I was raised by a host of people that taught me the value and virtue of being honest and doing the right thing. Does it mean that I am always great at doing that? Not exactly. Just ask my daughter when she hears me tell our youngest a “little white lie”. No, he doesn’t really need to know that we actually DO have more chocolate in the cabinet or suckers in my purse or that I may have skipped a couple of lines in the book that I am reading to him.
BUT. For the really important things, I am a firm believer in doing the right thing. I like to be able to sleep at night.
So, when I received a duplicate order recently, I tried to do just that.
Let’s set the stage here. My husband and I received very nice dishware when we got married nearly ten years ago. It has lasted through several long distance moves and a couple of clumsy kids, but recently started showing its age with chips around the edges. We decided it was time to retire the marital stoneware, and thus began the search for new dishes.
I wanted something neutral, heavy duty, and inexpensive. I’ll buy nice dishes again when the kids leave the nest.
I found exactly what I was looking for online from a major retailer, which will remain unnamed. When my order arrived, I was perplexed to find not three boxes with four place-settings apiece but rather six. That translates to place-settings for 24. Not quite what I needed, so the first thing I did was make sure that I hadn’t been charged twice. Nope. They had shipped me a duplicate order by mistake.
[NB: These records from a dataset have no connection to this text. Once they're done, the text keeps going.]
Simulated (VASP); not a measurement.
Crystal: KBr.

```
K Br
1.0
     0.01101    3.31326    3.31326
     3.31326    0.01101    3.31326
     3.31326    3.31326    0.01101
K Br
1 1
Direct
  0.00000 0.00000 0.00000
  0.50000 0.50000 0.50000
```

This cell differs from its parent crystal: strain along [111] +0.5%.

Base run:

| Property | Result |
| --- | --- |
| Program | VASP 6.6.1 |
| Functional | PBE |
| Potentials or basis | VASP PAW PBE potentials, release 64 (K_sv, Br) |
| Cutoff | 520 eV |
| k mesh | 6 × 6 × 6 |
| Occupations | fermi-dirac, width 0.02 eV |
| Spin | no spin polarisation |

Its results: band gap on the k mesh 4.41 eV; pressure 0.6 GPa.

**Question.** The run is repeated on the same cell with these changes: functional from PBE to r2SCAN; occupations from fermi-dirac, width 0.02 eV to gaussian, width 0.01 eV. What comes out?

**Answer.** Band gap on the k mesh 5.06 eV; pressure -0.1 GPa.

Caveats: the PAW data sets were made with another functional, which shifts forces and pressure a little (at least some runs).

So honest little me called and talked to a customer service rep and explained the problem. He thanked me for my honesty – because they had no record that I had been sent a double order. He sent me a return slip so that I could return the extras.
So I did.
And this past weekend I received an email informing me that the retailer had received my return and that they had processed my full refund for the cost of the goods that I had purchased. But I didn’t actually purchase the items that were returned.
So I called customer service again.
Their logic and solution? Since my refund had already been processed back to me, they asked me to BOX UP the dishes that I had actually purchased and been using, SEND THEM BACK, and then re-order new ones for the same price – minus a 10% discount for my troubles.
Send back used dishes so that they could send me new ones?? All so that I could make the paperwork for them easy. I made the argument that it was an unreasonable request when I was using the dishes that I had paid for – and that all I was trying to do was figure out how to return the refund for what I had NOT paid for. I was trying to do the right thing by returning what was not mine. I asked to speak to a supervisor.
When the CSR came back on the line, he informed me that he had spoken with his supervisor and it was determined that it was an error on their part and that I could keep the refund that had been given to me for the dishes that I didn’t even buy. AND then reminded me to review the Returns Policy next time I ordered from them. I quipped with him that their Returns Policy didn’t even begin to cover the problem that I was having and wished him farewell.
It pays to be honest. I guess. Minus the aggravation of phone calls to foreign customer service agents and being bounced around and put on hold and then shipping over-sized items around, I am $120 richer. But am I?
I still don’t feel good about how this was handled. How hard is it for someone to give back what was never rightfully theirs to begin with. Willingly!? It is a pretty sad testament to how companies are run when it is easier to write off a $120 mistake than to make it right.
I’m still glad that I did the right thing and returned the dishes. And I’ll be shopping with that retailer again. I’m just shaking my head wondering what logic was used to just let me keep what wasn’t mine in the first place all because of a shipping mistake.
If I’ve learned anything, it’s that it is always better to do the right thing, even if it doesn’t make much sense in the end. I’ve also learned that logic and common sense are quickly fading away from our world, one click and automated system at a time.